The action that’s needed to address and arrest the impacts of climate change is wide-ranging and profound.
Local authorities carry a significant proportion of the burden in delivering this. Their statutory roles will need to be fundamentally disrupted to transition to carbon neutral activities.
During a time of decreasing resources and increasing demand for services, this transformation will require bold choices and ground-breaking technologies.
It’s clear that councils recognise the urgency and significance of this situation, with 95 per cent having some strategy, policy or target reflecting their commitment to net zero.
Innovative businesses have also been working hard to provide the step-changing technologies to deliver on this ambition, but much of it has yet to be deployed at any significant scale.
This has been explored in Innovate UK’s report: ‘Getting to net zero: bridging the innovation gap between places and companies’.
Innovate UK sees the enormous opportunity for the UK to prosper environmentally, economically and socially from being the fastest transitioning economy to net zero. With this in mind, it set out to explore the mechanisms to accelerate the uptake and scaling of net zero technologies among local authorities.
Earlier work with local authorities had indicated that there are a range of critical barriers hindering roll-out of innovative net zero technologies. These include:
- a lack of alignment between the challenges prioritised by local authorities and the innovation sector’s understanding of those challenges and translation of these challenges into relevant, deployable products and services
- the complexity, expense and risk associated with procuring net zero innovations at scale
- a lack of clearly articulated and understood business cases for investment in net zero solutions and associated infrastructure
- an under-utilisation of dedicated options for procuring innovation.

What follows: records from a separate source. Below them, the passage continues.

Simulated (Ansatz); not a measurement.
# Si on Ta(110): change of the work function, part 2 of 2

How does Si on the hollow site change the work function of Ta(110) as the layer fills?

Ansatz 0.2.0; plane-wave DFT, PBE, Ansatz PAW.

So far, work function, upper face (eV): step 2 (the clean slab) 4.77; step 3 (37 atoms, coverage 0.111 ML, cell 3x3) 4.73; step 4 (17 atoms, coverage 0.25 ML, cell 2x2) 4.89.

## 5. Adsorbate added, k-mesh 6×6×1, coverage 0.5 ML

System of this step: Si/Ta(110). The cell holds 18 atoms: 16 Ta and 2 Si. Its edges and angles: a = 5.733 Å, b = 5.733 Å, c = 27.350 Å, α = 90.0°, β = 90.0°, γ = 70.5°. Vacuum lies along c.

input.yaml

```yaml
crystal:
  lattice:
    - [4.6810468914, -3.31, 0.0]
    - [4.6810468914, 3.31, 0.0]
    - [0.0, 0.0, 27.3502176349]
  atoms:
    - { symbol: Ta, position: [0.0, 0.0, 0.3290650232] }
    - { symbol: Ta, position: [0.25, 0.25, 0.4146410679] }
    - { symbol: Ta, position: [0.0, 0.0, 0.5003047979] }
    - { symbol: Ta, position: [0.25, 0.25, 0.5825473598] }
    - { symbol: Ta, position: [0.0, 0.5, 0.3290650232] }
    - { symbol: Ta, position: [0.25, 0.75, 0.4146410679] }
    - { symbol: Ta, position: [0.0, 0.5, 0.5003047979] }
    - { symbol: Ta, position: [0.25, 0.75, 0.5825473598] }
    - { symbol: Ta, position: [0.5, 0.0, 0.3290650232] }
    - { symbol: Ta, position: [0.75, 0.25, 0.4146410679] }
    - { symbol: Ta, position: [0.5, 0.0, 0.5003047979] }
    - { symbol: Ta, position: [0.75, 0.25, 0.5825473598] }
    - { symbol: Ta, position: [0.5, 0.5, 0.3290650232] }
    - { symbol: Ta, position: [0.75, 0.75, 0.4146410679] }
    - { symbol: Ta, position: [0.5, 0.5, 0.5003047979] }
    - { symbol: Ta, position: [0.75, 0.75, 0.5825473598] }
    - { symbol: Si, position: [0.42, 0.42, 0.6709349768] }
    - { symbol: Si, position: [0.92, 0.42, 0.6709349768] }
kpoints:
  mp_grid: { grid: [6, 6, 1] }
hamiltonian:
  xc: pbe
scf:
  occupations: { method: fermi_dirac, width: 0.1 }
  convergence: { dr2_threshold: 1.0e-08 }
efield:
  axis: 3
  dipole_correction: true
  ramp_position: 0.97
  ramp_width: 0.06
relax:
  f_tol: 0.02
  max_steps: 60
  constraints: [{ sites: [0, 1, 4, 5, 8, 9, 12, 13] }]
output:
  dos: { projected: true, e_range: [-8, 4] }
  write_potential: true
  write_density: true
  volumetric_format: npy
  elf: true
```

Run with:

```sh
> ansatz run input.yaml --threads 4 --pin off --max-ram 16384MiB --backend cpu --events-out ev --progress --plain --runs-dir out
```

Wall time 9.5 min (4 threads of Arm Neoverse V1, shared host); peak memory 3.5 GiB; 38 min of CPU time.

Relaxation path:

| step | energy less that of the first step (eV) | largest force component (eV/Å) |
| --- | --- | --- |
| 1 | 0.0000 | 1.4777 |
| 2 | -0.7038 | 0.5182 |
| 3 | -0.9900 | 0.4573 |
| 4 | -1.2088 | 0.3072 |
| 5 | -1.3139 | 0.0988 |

Innovate UK looked to address some of these barriers by working with Innovate UK KTN and the East of England LGA (EELGA) on a ‘net zero regions’ pilot in the East of England.
EELGA provided a critical convening role, encouraging participation and brokering communications with its 50 local authorities. Innovate UK KTN ran the workshops, which identified eight shared challenges across the region.
It then implemented its ‘innovation exchange’ process to identify the optimal solutions in the market to extending the life of fleet vehicles via low or zero carbon technologies.
The pilot concluded with a networking and showcasing event at Homerton College, Cambridge, where local authority delegates could share their priorities and plans, and the delivery partners could share the learning for this pilot exercise.
Our explorations suggested that the following needs to be in place:
- a project partner engaged with, and credible to, regional local authorities to ensure good levels of participation and trust
- an environment of genuine open dialogue between authorities, to ensure that valuable experiences along the journey, rather than just success stories, are shared
- connections and communication with other relevant regional and national stakeholders (for example, net zero hubs, Crown Commercial Services, central government bodies).
Innovate UK recognises the extraordinary help of EELGA and Innovate UK KTN, without whom this project would never have happened, and is enormously grateful to the local authorities in the East of England who participated so enthusiastically.
We will be employing the lessons learned during this pilot in developing a new, ‘net zero living’, place-based innovation programme, which we hope to launch toward the end of 2022.